SQL and Database Performance: When 'Works on My Machine' Stops Working
The classic trap: you write a SQL query on your laptop with 500 test users. It runs instantly. You ship to production with 10 million users. It times out.
This gap—between SQL that works in development and SQL that works at scale—is where most database problems live.

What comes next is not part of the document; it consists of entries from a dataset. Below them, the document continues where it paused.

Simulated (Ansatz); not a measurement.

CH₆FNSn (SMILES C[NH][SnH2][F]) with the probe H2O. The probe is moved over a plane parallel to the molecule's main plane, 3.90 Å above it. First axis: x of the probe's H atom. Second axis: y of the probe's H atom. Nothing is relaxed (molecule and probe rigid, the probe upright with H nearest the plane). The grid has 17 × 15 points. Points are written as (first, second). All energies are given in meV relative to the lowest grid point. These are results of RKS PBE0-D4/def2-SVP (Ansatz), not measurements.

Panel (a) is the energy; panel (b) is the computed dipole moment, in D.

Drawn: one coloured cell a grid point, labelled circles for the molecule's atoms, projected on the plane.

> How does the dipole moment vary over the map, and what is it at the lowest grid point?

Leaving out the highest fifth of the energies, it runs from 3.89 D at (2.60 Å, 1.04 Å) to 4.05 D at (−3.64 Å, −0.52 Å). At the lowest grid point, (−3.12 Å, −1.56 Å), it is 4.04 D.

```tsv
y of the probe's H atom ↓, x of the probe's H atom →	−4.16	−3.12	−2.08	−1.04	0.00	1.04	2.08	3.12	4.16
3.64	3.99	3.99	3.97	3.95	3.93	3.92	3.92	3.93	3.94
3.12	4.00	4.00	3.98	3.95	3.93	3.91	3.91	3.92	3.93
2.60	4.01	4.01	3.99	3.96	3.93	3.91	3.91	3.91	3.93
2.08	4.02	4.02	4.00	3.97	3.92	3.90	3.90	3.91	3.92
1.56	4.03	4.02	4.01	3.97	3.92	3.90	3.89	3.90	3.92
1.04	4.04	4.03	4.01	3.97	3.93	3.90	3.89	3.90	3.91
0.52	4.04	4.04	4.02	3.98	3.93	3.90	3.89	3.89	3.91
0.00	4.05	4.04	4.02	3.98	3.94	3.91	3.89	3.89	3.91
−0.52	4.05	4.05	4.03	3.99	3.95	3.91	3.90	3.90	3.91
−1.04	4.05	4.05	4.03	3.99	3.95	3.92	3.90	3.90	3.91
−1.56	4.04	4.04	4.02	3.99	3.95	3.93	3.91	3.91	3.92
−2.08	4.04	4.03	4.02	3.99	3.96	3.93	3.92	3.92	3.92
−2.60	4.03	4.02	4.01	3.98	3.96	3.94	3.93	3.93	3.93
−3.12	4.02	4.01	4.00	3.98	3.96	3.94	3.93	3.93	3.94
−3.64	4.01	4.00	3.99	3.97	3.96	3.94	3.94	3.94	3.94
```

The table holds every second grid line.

The Query Performance Problem
Here's a common requirement: "Find all users who placed an order in the last 30 days."
First attempt:
SELECT DISTINCT u.*
FROM users u
JOIN orders o ON u.id = o.user_id
WHERE o.created_at >= NOW() - INTERVAL '30 days';
Works perfectly with test data. Crawls in production. Why?
SELECT DISTINCT
forces the database to load ALL matching rows into memory, sort them, and remove duplicates. A user with 1,000 orders means 1,000 identical user records loaded, sorted, and deduplicated. Multiply across millions of users.
A better approach:
SELECT u.*
FROM users u
WHERE EXISTS (
SELECT 1
FROM orders o
WHERE o.user_id = u.id
AND o.created_at >= NOW() - INTERVAL '30 days'
);
With the right index on orders(user_id, created_at)
, this is dramatically faster. The EXISTS check short-circuits—it stops looking once it finds one matching order. No loading thousands of duplicate rows.
This is the difference between knowing SQL syntax and understanding database performance.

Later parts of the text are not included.